Arfur Dent
9th Dec 2014, 01:17
Article in the UK Daily Telegraph December 8th 2014.
" UK investors may be heading for disaster and they are being led astray by the very people paid to protect them. In a devastating piece of analysis investment writer and expert James Montier argues that the modern management mantra of "maximising shareholder value" has failed investors and - even worse - could be holding back the entire economy, impoverishing us all.
In a new paper titled "The World's Dumbest Idea" Mr Montier, who sits on the asset allocation team for GMO, the $120 billion US Investment giant, examines the error of managing a Company purely in the interests of shareholders.
The idea itself and the title of the paper is not born out of some Left Wing ideology - instead it comes from a bastion of Capitalism, General Electric and its former CEO Jack Welch. Mr Welch said in an interview five years ago "On the face of it, shareholder value is the dumbest idea in the world. Shareholder value is a result, not a strategy - your main constituencies are your employees, your customers and your products."
Shareholder value as a strategy seems to have crept into business thinking in the Eighties before becoming widespread throughout the following decade.
Simply stated, the strategy is that Company success is measured by the extent to which it enriches shareholders so Management team can be made to maximise the profits and deliver returns to shareholders. That is all very well until Management grant themselves so many share options and bonuses that the goal becomes running the Company in the short term. Mr Montier presents a compelling case against the current obsession with how companies are run and Management is paid. He compares the half century of corporate performance up to 1990 in what is called the era of managerialism when the focus was on employees, customers and shareholders and contrasts this with the era of shareholder value we live in today.
During the era of managerialism, CEO pay remained relatively low and stable but in sharp contrast it soared from 1990 onwards. Reasearch shows that when pay reaches a certain level, hitting targets that allow payouts of share options and bonuses become the obsession of Management - not running the Company for the benefit of all parties.
In the mid 90's, pay of (normally men) at the top of FTSE 100 Companies was 60 times the pay of the average worker - now it's 160 times!
Here in the UK, the most startling example of a corporate that appeared to be managed in the interests of the shareholders was Tesco. The Company lost focus on its customers focusing on profits and growth. When things went wrong it carried on paying dividends to shareholders while debts soared. Towards the end, the shareholder tale was wagging the corporate dog while Management desperately defended the strategy while customers left in droves.
Advice to investors:-
Look for Companies that put the customer and the product first while treating employees fairly.
Watch out for CEOs receiving a large portion of their pay package in shares and bonuses.

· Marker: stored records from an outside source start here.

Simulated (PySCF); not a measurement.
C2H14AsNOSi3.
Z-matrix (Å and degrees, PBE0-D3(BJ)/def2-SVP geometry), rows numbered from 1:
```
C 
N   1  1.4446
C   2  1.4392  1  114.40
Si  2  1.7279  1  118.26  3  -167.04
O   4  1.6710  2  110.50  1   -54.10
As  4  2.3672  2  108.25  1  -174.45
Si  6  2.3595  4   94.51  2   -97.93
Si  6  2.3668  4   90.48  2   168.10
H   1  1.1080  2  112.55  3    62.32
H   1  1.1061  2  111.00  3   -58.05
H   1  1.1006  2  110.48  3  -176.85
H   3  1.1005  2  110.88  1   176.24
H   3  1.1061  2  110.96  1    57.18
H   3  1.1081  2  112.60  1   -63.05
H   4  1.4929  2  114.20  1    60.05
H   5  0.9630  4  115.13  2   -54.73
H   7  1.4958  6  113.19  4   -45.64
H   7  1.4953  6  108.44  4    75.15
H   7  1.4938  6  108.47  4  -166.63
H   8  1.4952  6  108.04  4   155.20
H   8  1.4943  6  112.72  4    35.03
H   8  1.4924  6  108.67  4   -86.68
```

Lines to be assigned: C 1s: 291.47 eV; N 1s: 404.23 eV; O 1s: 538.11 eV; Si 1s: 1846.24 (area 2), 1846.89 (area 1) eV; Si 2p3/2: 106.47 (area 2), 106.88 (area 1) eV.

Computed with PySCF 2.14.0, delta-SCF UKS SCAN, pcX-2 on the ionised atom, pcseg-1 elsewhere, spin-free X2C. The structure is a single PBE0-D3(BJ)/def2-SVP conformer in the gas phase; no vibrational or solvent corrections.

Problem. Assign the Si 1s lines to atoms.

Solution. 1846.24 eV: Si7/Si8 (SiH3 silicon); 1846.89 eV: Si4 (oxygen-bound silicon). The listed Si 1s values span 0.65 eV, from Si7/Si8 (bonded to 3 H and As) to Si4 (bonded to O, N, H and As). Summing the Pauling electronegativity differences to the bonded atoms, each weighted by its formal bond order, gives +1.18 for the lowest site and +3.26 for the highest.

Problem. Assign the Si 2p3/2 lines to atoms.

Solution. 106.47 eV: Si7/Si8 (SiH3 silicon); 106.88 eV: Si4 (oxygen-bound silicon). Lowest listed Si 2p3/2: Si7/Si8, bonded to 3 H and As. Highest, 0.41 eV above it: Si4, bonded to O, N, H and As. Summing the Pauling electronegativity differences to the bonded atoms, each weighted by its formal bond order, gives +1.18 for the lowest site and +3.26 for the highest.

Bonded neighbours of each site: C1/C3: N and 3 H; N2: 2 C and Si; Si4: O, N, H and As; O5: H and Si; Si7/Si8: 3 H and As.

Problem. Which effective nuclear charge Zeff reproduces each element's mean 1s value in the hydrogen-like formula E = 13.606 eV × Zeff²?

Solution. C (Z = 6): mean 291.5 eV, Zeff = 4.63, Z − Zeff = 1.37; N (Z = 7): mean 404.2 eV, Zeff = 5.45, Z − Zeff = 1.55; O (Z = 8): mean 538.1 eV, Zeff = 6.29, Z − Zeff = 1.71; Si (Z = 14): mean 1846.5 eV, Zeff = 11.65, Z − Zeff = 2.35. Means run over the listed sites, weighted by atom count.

Ring a bell to anyone of the old timers...........:ok:
" UK investors may be heading for disaster and they are being led astray by the very people paid to protect them. In a devastating piece of analysis investment writer and expert James Montier argues that the modern management mantra of "maximising shareholder value" has failed investors and - even worse - could be holding back the entire economy, impoverishing us all.
In a new paper titled "The World's Dumbest Idea" Mr Montier, who sits on the asset allocation team for GMO, the $120 billion US Investment giant, examines the error of managing a Company purely in the interests of shareholders.
The idea itself and the title of the paper is not born out of some Left Wing ideology - instead it comes from a bastion of Capitalism, General Electric and its former CEO Jack Welch. Mr Welch said in an interview five years ago "On the face of it, shareholder value is the dumbest idea in the world. Shareholder value is a result, not a strategy - your main constituencies are your employees, your customers and your products."
Shareholder value as a strategy seems to have crept into business thinking in the Eighties before becoming widespread throughout the following decade.
Simply stated, the strategy is that Company success is measured by the extent to which it enriches shareholders so Management team can be made to maximise the profits and deliver returns to shareholders. That is all very well until Management grant themselves so many share options and bonuses that the goal becomes running the Company in the short term. Mr Montier presents a compelling case against the current obsession with how companies are run and Management is paid. He compares the half century of corporate performance up to 1990 in what is called the era of managerialism when the focus was on employees, customers and shareholders and contrasts this with the era of shareholder value we live in today.
During the era of managerialism, CEO pay remained relatively low and stable but in sharp contrast it soared from 1990 onwards. Reasearch shows that when pay reaches a certain level, hitting targets that allow payouts of share options and bonuses become the obsession of Management - not running the Company for the benefit of all parties.
In the mid 90's, pay of (normally men) at the top of FTSE 100 Companies was 60 times the pay of the average worker - now it's 160 times!
Here in the UK, the most startling example of a corporate that appeared to be managed in the interests of the shareholders was Tesco. The Company lost focus on its customers focusing on profits and growth. When things went wrong it carried on paying dividends to shareholders while debts soared. Towards the end, the shareholder tale was wagging the corporate dog while Management desperately defended the strategy while customers left in droves.
Advice to investors:-
Look for Companies that put the customer and the product first while treating employees fairly.
Watch out for CEOs receiving a large portion of their pay package in shares and bonuses.